Skip to content

Mitigating Label Shift in Tabular In-Context Learning via Test-Time Posterior Adjustment

Conference: ICML 2026
arXiv: 2605.04363
Code: https://github.com/seunghan96/DistPFN (available)
Area: Tabular Foundation Models / In-Context Learning / Test-Time Adaptation / Label Shift
Keywords: TabPFN, label shift, posterior adjustment, temperature scaling, plug-in correction

TL;DR

For TabPFN-type "tabular foundation models" that feed the training set directly as in-context input to attention, this work proposes posterior correction—finding that such models severely overfit the majority class in the training set. The authors introduce DistPFN: a one-line posterior reweighting \(\tilde{p}(y) \propto \hat{p}(y)^2 / p_{train}(y)\), which lifts TabPFN-v2 accuracy under strong label shift (\(\beta=5\)) from 72.7% to 76.9% on 253 OpenML datasets—without retraining, estimating test priors, or modifying the architecture.

Background & Motivation

Background: Tabular classification has long been dominated by tree models like XGBoost/LightGBM/CatBoost. In 2023, TabPFN introduced the paradigm of "feeding the entire training set as a prompt to a pretrained Transformer, producing all test predictions in a single forward pass," bringing in-context learning to tabular data. TabPFN-v2 (Nature 2025) further achieved SOTA scale and generalization via dual-axis attention, spawning a series of "tabular foundation models" (Tabular FM) such as LoCalPFN, TabICL, TabFlex, MixturePFN, etc.

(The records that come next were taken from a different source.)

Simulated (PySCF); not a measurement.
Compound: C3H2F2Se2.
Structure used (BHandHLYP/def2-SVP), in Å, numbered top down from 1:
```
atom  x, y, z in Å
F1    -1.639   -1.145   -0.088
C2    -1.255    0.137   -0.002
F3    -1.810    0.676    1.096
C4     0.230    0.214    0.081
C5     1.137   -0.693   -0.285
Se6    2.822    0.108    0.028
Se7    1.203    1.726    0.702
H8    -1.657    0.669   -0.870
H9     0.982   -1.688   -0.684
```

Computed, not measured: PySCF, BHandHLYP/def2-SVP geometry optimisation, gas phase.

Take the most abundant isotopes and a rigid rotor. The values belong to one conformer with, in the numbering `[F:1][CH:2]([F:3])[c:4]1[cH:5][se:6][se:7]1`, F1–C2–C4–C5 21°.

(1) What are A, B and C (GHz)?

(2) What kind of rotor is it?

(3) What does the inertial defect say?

Limitations of Prior Work: The authors identify a critical, widely overlooked flaw in this family of models—extreme sensitivity to the class prior in the training set. On imbalanced datasets like CostaMadre1, TabPFN-v2 predicts 98.3% of test samples as the majority class, even when train and test distributions are identical. Among the 253 OpenML datasets examined, 84.6% are imbalanced, meaning this flaw affects most real-world tabular tasks. Moreover, even slight label shift between train and test distributions causes a dramatic performance drop.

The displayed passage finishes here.